1960s Civil Rights Movement in America
The '60s Civil Rights Movement was a significant period in American history. Read on to learn about it.
Four black students from the North Carolina Agricultural and Technical College sat down at the lunch counter located in the Greensboro’s Woolworth’s store and ordered coffee on February 1, 1960. The waitress refused to serve them unless they drank it while standing because the counter only served white customers. The next day they returned with more students, and sat in peaceful protest until the counter closed for the day. Students from other southern black colleges and universities followed with similar sit-ins that brought about the desegregation of several hundred-lunch counters. During the sit-ins the young black protestors organized the SNCC (Student Nonviolent Coordinating Committee).
Many SNCC members joined forces with the Congress of Racial Equality (CORE) which was founded in Chicago in the ‘40s. It organized the Freedom Rides of 1961. The first group of Freedom Riders boarded two buses in Washington D.C and embarked on a route through the South to test the 1960 Supreme Court decision Boynton vs. Virginia, which had outlawed segregation in interstate transportation terminals. Even though the Freedom Riders were arrested, beaten and in one instance had their bus burned down they were eventually successful, prompting the Interstate Commerce Commission to enforce the ruling in Boynton. Martin Luther King Jr. led a mass protest campaign in Albany, Georgia during 1961-62 called the Albany movement. In 1962 Cesar Chavez in California organized a migrant farm worker strike and a 250-mile march. His goal was to bring improvements in working conditions and low pay for Hispanic farm workers.
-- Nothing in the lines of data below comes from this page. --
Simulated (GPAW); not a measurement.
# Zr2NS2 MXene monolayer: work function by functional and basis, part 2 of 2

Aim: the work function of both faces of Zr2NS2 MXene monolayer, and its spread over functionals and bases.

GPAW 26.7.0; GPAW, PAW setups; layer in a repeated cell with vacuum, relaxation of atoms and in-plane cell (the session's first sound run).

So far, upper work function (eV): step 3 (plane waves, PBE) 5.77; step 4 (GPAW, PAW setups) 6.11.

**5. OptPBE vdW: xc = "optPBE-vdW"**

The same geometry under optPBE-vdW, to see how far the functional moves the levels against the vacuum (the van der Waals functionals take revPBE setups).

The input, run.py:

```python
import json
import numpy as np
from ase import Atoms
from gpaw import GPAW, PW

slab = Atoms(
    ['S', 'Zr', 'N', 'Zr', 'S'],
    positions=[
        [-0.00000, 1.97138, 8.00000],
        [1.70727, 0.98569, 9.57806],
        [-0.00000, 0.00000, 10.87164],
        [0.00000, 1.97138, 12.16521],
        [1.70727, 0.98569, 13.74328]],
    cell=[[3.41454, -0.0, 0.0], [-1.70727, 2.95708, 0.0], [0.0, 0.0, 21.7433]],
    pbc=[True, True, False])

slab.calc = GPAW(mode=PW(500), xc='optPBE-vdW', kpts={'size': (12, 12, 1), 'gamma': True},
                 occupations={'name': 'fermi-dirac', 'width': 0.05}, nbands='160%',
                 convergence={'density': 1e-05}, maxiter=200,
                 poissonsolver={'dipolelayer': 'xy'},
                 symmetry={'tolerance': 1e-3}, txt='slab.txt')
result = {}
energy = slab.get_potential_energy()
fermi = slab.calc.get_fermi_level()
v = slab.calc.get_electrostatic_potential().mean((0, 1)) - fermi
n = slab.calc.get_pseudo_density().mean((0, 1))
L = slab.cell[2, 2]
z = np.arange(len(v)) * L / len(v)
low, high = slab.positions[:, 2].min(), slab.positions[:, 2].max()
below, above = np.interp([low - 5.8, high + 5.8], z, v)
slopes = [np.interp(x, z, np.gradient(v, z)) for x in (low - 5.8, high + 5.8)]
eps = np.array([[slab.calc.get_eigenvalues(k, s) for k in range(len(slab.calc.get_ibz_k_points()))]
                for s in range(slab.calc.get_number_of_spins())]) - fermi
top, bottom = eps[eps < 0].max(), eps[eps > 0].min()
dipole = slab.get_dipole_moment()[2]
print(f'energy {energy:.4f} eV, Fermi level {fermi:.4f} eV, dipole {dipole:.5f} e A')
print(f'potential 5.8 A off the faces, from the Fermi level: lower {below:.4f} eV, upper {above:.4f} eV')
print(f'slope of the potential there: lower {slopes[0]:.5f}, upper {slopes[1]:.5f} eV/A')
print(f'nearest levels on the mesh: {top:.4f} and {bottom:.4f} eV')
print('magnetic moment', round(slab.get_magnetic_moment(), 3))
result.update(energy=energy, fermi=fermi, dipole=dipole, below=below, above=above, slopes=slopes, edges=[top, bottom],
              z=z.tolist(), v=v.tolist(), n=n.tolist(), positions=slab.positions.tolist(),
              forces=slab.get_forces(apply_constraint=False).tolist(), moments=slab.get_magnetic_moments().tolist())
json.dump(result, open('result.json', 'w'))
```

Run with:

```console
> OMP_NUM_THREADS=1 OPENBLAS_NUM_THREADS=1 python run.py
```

In 1962, a black student named James Meredith tried to attend the University of Mississippi. The University officials refused. The US President John F Kennedy sent federal law officers to help him. US President Lyndon Johnson signed a major civil rights bill in 1964 that prohibited discrimination in public schools on account of national origin, race, color, gender or religion. In 1963 hundreds of thousands of peaceful demonstrators went to Washington D.C where Martin Luther King Jr. gave his famous speech ‘I have a dream’. He was awarded the Nobel Peace Prize in 1964. In 1965 a black woman named Rosa Parks got on a bus in the city of Montgomery, Alabama. She was seated behind in a bus. The bus became crowded and there were no more seats for white people. The bus driver ordered her to give up her seat to a white person. Rosa Parks refused and was arrested.
The Civil Rights act of 1968 banned discrimination in the rental or sale of housing. Martin Luther King Jr. organized the Montgomery Bus Boycott. Finally racial separation on the buses in Montgomery was declared illegal. After the assassination of Martin Luther King Jr. in 1968 the civil rights movement had begun to lose momentum. Blacks in more than one hundred cities in America rioted.
The movement opened new economic, social and political opportunities to blacks. However it is argued that it fell short of addressing the economic needs of poor Americans. It had a strong effect on the way people thought and acted.